What the ICO is looking for

The ICO has already laid down the ground rules for fines associated with data breaches.

If the data breach was caused by something that the average organisation would be capable of stopping and should be stopping, then the fine starts to ratchet up. This is dependent on scale of organisation, with larger organisations with larger resource availability, expected to spend a similar proportion of their revenue on security as a much smaller firm.

If you have suffered a data breach despite having a good level of security control, then we can expect a level of leniency. This is yet to be tested under the GDPR, as the breaches to date have been associated with failures of basic security hygiene.

So what can a data controller do now?

You are stuck with the third parties you have already agreed contracts with. What can you do to improve both your third-party risk position, and your scope for minimising any potential fines that may end up coming your way, as a result of the inevitable data breach?

That third-party assurance process you have currently. That one that asks if the third-party has a security policy and they are aligned to ISO 27001 security controls? That one where you haven’t performed any audits of a third-party ever. Maybe it is time for a review of that process with a view to gaining a better oversight of what is happening to that data you gave them?

Maybe it’s time to prove to your regulator and your clients that you are trying to get to grips with this problem?

Creating a Third-Party Assurance programme

Creating a functional third-party assurance programme is a lot of effort, but compared to the risk that a data breach exposes the organisation to, it easily funds itself from a risk mitigation perspective.

Historically, third-party assurance has been about sending your prospective supplier a questionnaire, and depending on the answers, some further interview or questions may have been appropriate.

You may have a right to audit your supplier in your contract, but the reality is this requires resources that the organisation usually does not have spare.

Without a clear, holistic process that initiates actions for a particular purpose, your response is either an action taken too late (if you invoke the right to audit after a breach has occurred), or it is an action taken without appropriate risk management consideration.

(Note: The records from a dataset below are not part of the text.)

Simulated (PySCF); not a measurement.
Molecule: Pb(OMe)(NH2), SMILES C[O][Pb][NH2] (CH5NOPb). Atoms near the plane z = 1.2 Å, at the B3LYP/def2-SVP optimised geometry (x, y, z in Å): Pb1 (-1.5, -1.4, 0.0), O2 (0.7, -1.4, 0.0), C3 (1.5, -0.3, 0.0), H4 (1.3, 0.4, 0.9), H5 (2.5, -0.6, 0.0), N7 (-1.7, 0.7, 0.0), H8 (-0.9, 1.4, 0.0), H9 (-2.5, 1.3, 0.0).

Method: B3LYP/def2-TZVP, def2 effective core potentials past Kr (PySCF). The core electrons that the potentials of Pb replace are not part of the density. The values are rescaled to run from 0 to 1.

So what makes a good third-party assurance process

High level process

Firstly, it has to be risk based. There has to be a clear logic described within the process that triggers each of the appropriate stages of the assurance process.

These triggers must be based on reasonable assumptions and relate to the value of the data being processed by the third-party.

A clear, logical third-party assurance process that is being followed and evidenced, will go a long way to mitigating the risk of third-party non-compliance, and in reducing the scale of any fine that may come as a result of a third-party data breach.

The separate stages of a third-party assurance process

The Questionnaire

The first stage is the collection of relevant information from the third-party as to the security controls they have in place and how they plan to hold and secure your data. A simple list of questions, where it is obvious what the right answer needs to be should be avoided. Don’t make it too tempting for the third-party to agree to everything, as in the long run this may not be what is required.

An initial evaluation of your third party should not be based on a few yes/no questions, but rather an analysis of the evidence provided of the third-parties compliance to your data security requirements.

“Please supply a copy of your security policy“, rather than “Do you have a security policy?”

This is more work for the data controller (as someone needs to conduct that analysis), but without a depth of evidence provided by the third-party, a determination of the suitability of the third-party to your data security requirements cannot logically be made.

The Scoring matrix

Once evidence has been provided, you need a consistent method of evaluating the responses. Without a scoring system, you are leaving the evaluation purely to the personal discretion of the individual doing the scoring.

This is very difficult to justify, because it is very hard to audit. If an audit is based on someone’s opinion on what is acceptable, there is little scope for review. If an audit is based on whether the reviewer complied with the scoring system, this is far less subjective and creates a second-line review opportunity.

A scoring system ensures that the results can be validated, and it removes the pressure from the evaluator as to what good should look like. What good looks like has already been pre-determined in the scoring system.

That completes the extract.